However, i don’t think Mises was suggesting that part of this process, in an established monetary economy, that the choice of money itself was also evolving and changing in the same way that values, prices and allocations of resources are always changing. Only in the later stages of a barter economy is there such a possibility for doubt about what commodity is money. In an established monetary economy, there is no further question of what is money and as each moment passes, this money, whatever it is, becomes further entrenched as the sole money.
So I would therefore maintain that in a free market, once a commodity such as gold, for instance, was chosen by the market as money, that baring state aggression and collusion with the banking industry, no transition from gold (for instance), or competition with gold as money is possible.
However, if you can find something in Mises, Rothbard or any of the other many distinguished authors associated with the Mises institute that suggest otherwise, I would be sincerely very interested to take a look at what they have to say about it.
“The fundamental problem with Mike’s line of reasoning is that it ignores and goes counter to Mises’s theory of money. A great deal of Mises must be refuted before Mike can begin to make an argument supporting his position. And i don’t expect Mike to be refuting Mises in the near future.”
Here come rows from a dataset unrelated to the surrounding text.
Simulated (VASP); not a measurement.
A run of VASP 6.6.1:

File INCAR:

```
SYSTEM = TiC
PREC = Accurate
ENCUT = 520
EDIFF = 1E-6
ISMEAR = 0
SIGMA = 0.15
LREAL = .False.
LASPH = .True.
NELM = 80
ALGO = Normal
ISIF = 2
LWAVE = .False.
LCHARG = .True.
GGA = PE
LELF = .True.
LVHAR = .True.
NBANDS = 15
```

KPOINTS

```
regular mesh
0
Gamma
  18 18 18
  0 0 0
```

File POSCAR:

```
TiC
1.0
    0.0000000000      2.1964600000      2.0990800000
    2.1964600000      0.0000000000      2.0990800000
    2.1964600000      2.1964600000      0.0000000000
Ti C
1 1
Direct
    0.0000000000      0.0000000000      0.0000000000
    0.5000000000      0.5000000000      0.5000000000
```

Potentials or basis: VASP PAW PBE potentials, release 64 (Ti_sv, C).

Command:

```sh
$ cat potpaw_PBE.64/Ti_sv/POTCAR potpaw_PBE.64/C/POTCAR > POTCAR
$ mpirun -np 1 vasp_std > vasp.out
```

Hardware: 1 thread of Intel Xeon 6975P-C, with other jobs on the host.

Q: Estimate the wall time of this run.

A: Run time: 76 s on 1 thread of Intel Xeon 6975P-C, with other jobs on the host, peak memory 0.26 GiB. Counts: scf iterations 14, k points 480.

The real bills doctrine also goes completely counter to Henry Thornton, Keynes, Marshall, Wicksell, etc., and I don’t have any plans to write a dictionary-sized refutation of any of them. They all started from the view that when paper money is inconvertible, it must be unbacked, and so they set out to explain the puzzle of how an unbacked piece of paper can have value.
The real bills doctrine says that paper money was never unbacked in the first place, and that being inconvertible is not the same thing as being unbacked. Furthermore, there are two kinds of convertibility: physical convertibility, where a dollar is convertible into an ounce of silver, and financial convertibility, where a dollar is convertible into a dollar’s worth of the bank’s assets. As long as a bank maintains financial convertibility, physical convertibility is irrelevant. For example, after the xmas shopping season ends, people will bring their dollar notes back to the bank wanting silver in exchange, but the bank could head off this demand be selling its assets for paper dollars before the dollars return to the bank, thus heading off the demand for physical convertibility into silver. The dollars can be physically inconvertible, but they are certainly financially convertible, and certainly backed. Hence there was never any “puzzle” for Thornton et. al. to explain, and their monetary theory becomes irrelevant.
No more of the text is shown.